First Arab League monitors arrive in Syrian flashpoint city


Monitors from the Arab League arrived in the Syrian city of Homs Tuesday, as anti-government activists on the ground reported that military leaders had temporarily withdrawn tanks involved in President Bashar al-Assad's operation to quash mass protests.

The observers arrived a day after the Assad regime's brutal crackdown on protests claimed a reported 34 fatalities in Homs. Online video footage posted on Monday showed tanks firing through residential apartment blocks in the restive city, the third largest in Syria.

On Tuesday, ahead of the monitoring team's arrival in the area, Syrian activists said "up to a dozen tanks were seen leaving Baba Amr, one of Homs's most embattled neighborhoods, but others were being hidden," Reuters' Mariam Karouny and Erika Solomon reported.

The first 50 Arab League monitors arrived in Damascus on Monday, and have been organized into teams of 10. Another 100 are due to arrive shortly.

Headed by Sudanese General Mustafa Dabi, the Arab League Syria mission aims to assess whether Syria's President Bashar al-Assad "is keeping his promise to implement a peace plan to end his uncompromising crackdown on nine months of revolt that has generated an armed uprising, edging the country towards civil war," Reuters wrote.

But with only 150 monitors for a country of more than 24 million people, it's not clear that the observers will be able to independently assess conditions on the ground. For instance, under the present arrangement, the mission's monitors must rely on the Syrian government for transport to the areas they will be observing.

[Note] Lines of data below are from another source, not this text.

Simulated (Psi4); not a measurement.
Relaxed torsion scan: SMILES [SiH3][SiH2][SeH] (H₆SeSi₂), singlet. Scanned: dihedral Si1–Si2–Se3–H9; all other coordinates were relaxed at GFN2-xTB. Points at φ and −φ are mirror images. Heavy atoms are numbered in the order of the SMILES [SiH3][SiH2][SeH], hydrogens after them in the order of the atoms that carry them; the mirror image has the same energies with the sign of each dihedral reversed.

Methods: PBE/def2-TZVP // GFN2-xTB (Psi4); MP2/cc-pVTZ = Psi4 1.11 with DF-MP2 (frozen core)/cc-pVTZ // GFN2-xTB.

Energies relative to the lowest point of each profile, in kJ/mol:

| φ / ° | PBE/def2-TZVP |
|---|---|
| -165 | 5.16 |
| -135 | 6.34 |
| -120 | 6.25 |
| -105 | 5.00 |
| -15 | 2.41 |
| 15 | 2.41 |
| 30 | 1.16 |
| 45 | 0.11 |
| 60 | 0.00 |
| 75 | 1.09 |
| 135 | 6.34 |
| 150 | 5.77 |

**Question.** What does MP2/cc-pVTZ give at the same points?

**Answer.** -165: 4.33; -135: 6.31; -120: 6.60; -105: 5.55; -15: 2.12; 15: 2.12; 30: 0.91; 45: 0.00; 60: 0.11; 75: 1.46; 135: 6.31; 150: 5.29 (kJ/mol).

Arab League officials have said its teams will tell the Syrian regime "where they [want] to go, based on requests from people in Homs who have witnessed the violence," Karouny and Solomon wrote. But they added that anti-government activists are worried that the mission could be "hoodwinked by the state and ... shown places where life is relatively normal."

The United Nations said earlier this month that at least 5,000 people have been killed in the Syrian unrest since anti-Assad protestors first took to the streets in March 2011. Syrian opposition groups said last week the body count has grown in the past few weeks, to more than 6,000 people.

Several hundred people are reported killed in protest-related violence, as Syria's Assad negotiated with the Arab League over the scope of the monitoring mission.

The State Department last week urged the leaders of the Arab League mission to speed up their efforts, while accusing Assad of dragging on the negotiations. UN envoy Susan Rice also assailed her Russian counterpart, Vitaly Churkin, for delaying UN Security Council action on a resolution condemning the violence last week ahead of the Christmas holiday.